If you’re younger than 25, Spoiler Alert! Your metabolism is going to start to slow down! It’s a bit of a slow process. You won’t notice it until you put on your jeans that have always fit well and realize OMG, you have a muffin top! Or if you’re a lady, perhaps it’ll be the day you look in the mirror before putting on your shirt and realize you’re starting to grow a set of back tits. Now I’m not knocking people of size. If you’re comfortable in your own skin, that’s awesome. Do your thing.
On the other hand if you’re like me and you don’t feel like you can pull off a muffin top or make a set of back tits look sexy, you start exercising. If you’re like me you also hate exercising because it can be boring, frustrating, and hard to get results. My advice: give yourself a goal and write it down, or better yet tell a friend or family member. Studies have shown that when you write your goals down, you’re 42% more likely to achieve them, but when you tell a friend or family member you’re 78% more likely to achieve them. Just be careful to pick someone supportive and encouraging, not someone who will judge you.

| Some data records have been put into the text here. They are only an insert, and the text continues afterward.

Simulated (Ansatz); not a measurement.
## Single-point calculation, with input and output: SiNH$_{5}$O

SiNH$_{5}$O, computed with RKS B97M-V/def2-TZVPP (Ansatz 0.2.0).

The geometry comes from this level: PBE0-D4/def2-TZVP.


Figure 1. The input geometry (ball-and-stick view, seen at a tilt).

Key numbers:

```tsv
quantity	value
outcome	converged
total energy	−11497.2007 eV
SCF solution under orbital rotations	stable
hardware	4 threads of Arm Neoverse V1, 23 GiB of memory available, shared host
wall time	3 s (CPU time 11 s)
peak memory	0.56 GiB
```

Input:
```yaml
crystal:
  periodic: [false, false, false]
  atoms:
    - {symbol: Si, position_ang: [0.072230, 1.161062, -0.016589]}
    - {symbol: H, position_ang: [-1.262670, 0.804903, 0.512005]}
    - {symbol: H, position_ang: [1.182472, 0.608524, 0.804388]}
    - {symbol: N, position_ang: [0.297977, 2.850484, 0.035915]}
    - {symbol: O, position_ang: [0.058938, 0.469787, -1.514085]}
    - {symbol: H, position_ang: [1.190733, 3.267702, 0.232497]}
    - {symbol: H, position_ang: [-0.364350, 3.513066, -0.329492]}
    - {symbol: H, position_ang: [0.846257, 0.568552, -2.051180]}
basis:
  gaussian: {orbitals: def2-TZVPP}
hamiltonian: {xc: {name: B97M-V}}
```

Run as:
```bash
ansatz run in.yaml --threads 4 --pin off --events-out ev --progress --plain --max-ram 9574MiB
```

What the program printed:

My goal is to run a 5K. I started running three times a week and lifting twice a week. Of course like the stubborn Irish bitch I am, I didn’t consult my doctor beforehand and injured my lower back. I ignored it for weeks causing it to get worse because I’m a freakin’ genius. Coming back from an injury is a freakin’ roller coaster ride. I don’t know how professional athletes do it. I suspect by having more physical grace than a drunk giraffe; unlike myself.
After spending a lot of time, energy, and money I finally started to get close to where I was prior to my injury. In fact, I’m actually better than I was when I started. Then I hit a plateau. Anyone who’s ever trained for something and hit a plateau can tell you how frustrating that is. I did a lot of swearing. I at least had the decency to wait until I had left the gym and gotten into my car before I let loose. I’m still welcome at the gym, but the guy who was parked next to me looked pretty appalled. That was awkward.
I asked around and found out that a change in my training routine was in order. My boyfriend was doing the Insanity Max 30 workout videos with Shaun T. When he suggested that I try it, I told him he was nuts. Then the idea started to grow on me like a goiter or a boil. Out of morbid curiosity I decided to give it a try. Having watched my boyfriend complete all 60 days and seeing the sheer amount of sweat and some of the moves I knew I had to prepare. I got myself a good pair of cross trainers since it’s generally a bad idea to wear running sneakers to do something other than running or walking and given the number of workouts per week and the amount of sweat I had witnessed I invested in more sports bras. Day 1 was the Cardio Challenge. I was ready and determined. I was good to go.
No the hell I wasn’t! Folks, I haven’t had an ass-whooping like that since my mother cracked me with a wooden spoon when I was like 4. Morbid curiosity damn near killed this cat. I have two words to describe what I went through: Holy and crap. I poured so much sweat that my swamp ass had swamp ass. Girls don’t sweat, they glow my sweet petootie. Those girls have never tried an Insanity workout and yes, dammit I did the modifier because I am not doing jumpy up and downy things with my jacked up spine. You wanna fight about it?
I worked, but I felt good about it and because Shaun T’s a good motivator. He owns Tony Horton in every possible way. There I said it. I tried P90X when it came out and I found Tony Horton so annoying that by Day 3 I wanted to kick him in the nuts so hard his ancestors would roll over. To this day the sound of his voice makes me foam at the mouth. I heard it last week and I had to be given a chew toy to calm me down and redirect my attention. My mentality about trainers is if I like you, you’re not doing your job. If my fiery hatred is any indication, Tony Horton absolutely did his job. He just wasn’t my cup of tea. Shaun T is more upbeat and seems genuinely happy that you have successfully stuck a disc in a player and used your opposable thumb to press play. Unlike Tony Horton, he lets you see him fail. He admits that he’s tired and it makes him come across as more human. And yes, folks he’s doing his job because he would be appalled at my impolite suggestions for the horse he rode in on. Yet, I can’t entirely hate him. I hate burpees and tricep dips, but not him.
I’ve completed up to Day 15, so I’m about 1/4 of the way through. So far, I’ve gained a new appreciation for staying hydrated. My blood would’ve congealed by now with the amount of sweat that’s poured out of me. I also have a much closer relationship with my heating pad. It’s truly a beautiful friendship. As I continue I’ll be sure to share my progress, because thus far it’s been an experience. Also if you happen to know who invented the burpee, please drop me a line. I have a few words for that bastard.